Sea glass. Beach glass. Marine gems. Sea sapphires. Mermaids tears. Atlantic amber. At the meeting edge of water and land these sea-jewels are created from glass washed up onto the shoreline and worn down to smooth organic forms by the constant surge and ebb of the tide.

These translucent pebbles can be found in a vast palette of greens, blues, browns, whites and very rarely red, gold, pink, purple, turquoise, lime green, orange. Greens range from pale olive to dark emerald. Blues are mainly pale aquamarine to the very occasional piece of dark cobalt blue. Browns range from pale to darkest amber.

To many these sea glass jewels are as precious as real gems. Some of the glass is very old (such as the almost black olive green of 17th century bottles from shipwrecks on the Scottish coast). Some of the colours are extremely rare (violet pink - found on Levuka beach, the old capital town of Fiji Islands), and the shapes are designed by a superhuman creative force: Nature.

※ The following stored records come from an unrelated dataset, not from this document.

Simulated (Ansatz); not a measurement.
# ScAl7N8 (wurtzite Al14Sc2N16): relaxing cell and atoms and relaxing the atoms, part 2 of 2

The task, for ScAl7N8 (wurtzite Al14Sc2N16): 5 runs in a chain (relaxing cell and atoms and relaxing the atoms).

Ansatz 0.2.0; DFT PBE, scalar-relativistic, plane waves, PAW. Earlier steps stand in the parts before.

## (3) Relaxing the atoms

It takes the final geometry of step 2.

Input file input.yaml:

Sea glass is the perfect medium for a modern consumer society for which recycling is now eco-chic, but its discovery is nothing new. The Victorian poet Coventry Patmore writes of his young son's collection of glass abraded by the sea, and Virginia Woolf imagined creating jewellery from a lump of opaque glass, once the sand coating was wiped from it:

"You had only to enclose it in a rim of gold, or pierce it with a wire, and it became a jewel, part of a necklace, or a dull, green light upon a finger."